In the extract brews, you fill the fermenter with water to the 5 gallon mark. Am I supposed to still do that with AG or am I just doing something really wrong? I really need to know ASAP

Thanks
 
Most of the brewing software will help you figure out how much water you'll need initially to account for boil off....You can also do a test boil...Mark a target amount like two gallons on the outside of your kettle... add 3 gallons of water, and measure the amount of time it takes to boil off the additional gallon of water...It will help you figure out a rough idea.

Or mark 5 gallons, add 6 1/2 and time that boil that down to see how long it will take...
 
Take a gravity reading, if it is way too high add some water back. It the gravity is correct leave it and correct on the next batch like the previous poster stated.
 
Normally after your strike water(initial water to mix the grain with) you'll sparge (rinse the grain) once or twice with additional water. Generally you'll sparge until you have about 6.5 or so gallons in your pot (as Yooper said) and then boil down to 5.5 or so from there and transfer that into the fermenter.

Here's a great water temperature/volume calculator that's free (and did I mention great?!)

http://njnear76.bravehost.com/
 
Also, when calculating the amount water needed, you need to account for the loss of water that is absorbed in the grain. You will lose about 1/8 of a gallon of water for every pound of grain.

For example, I have a recipe with 12 pounds of grain that yields 5.5 gallons of wort into the fermenter and I start with 9 gallons of water.
 
check out EdWort's Haus Pale Ale recipe for a link to another cool excel based calculator. It will help you figure out how much sparge water you need to attain a certain volume pre-boil(like 6.5 galls as Yoop mentioned).
 
Oh well, I figured something had to be wrong. I followed both recipes exactly but I guess I should have known this.
 
I guess to be more clear, the easiest way to figure out how much water you need (short of using the calculators that are posted here and there) is to start at the end and work backwards.

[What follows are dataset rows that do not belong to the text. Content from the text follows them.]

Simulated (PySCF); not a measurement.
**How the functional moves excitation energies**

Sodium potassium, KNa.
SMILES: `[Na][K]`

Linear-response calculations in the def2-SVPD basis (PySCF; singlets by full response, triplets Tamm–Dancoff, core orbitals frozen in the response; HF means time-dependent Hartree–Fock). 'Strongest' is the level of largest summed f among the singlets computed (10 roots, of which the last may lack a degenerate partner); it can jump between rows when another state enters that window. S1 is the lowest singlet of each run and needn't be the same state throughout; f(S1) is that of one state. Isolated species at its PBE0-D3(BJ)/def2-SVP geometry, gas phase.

Example with 12.5 pounds of grain:

-End: 5 gallons of wort
-If you know you lose 1.5 gallons to boil evaporation and hop absorption, you need 6.5 gallons at the beginning of the boil (if you don't know for sure, 1.5 gallons of evaporation is a decent estimate for a 90 minute boil, but you should start measuring this for your brew system)
-Your 12.5 pounds of grain will absorb 1.5 gallons of water, so you need 8 gallons of water combined for mashing and sparging

Next, you figure out how much of that is for mashing and how much for sparging. If you want to do a 1.2 qt/pound mash thickness (that would be fairly medium thickness) you will mash with 15 quarts or 3.75 gallons and the remaining 4.25 gallons is your sparge water.

As Yooper said earlier, all of the water goes through the grain - no top off water.

Hope this helps.
 
I have been fighting the same issue, having started AG brewing last year after 25 years of extract+steep brewing. One other way we lose volume of wort in the fermenter is thermal expansion-contraction, believe it or not. Water contracts nearly 4% in volume as it cools from boiling to room temperature, or about a quart in five gallons. So what is 5 gallons at the boil in the kettle will be 4.75 gallons when cooled and in the fermenter.

When you add all these losses up: loss to grain in MT, loss to evaporation, loss to hops, particularly to leaf hops, loss to thermal contraction, you may need as much as 8.5 gallons of water to start with, to get five gallons into your fermenter. You may also want to increase what you want out of the boil kettle by another half gallon so you can fill your secondary and leave the trub and yeast undisturbed in you primary fermenter when you rack it.
 
Referring to Revvy's post... can you reliably use a lesser volume of water to test for boil-off rate? I'm assuming that as the volume:surface area ratio decreases you would have an increase in boil-off rate since more molecules can interact with the surface. I'm basically asking: is boil-off a linear or exponential equation?
 
On one of the threads here someone did it with a smaller volume then calculated it exponentially..... I tried to find the post, but couldn't....I personally would do a full volume boil to calculate the loss.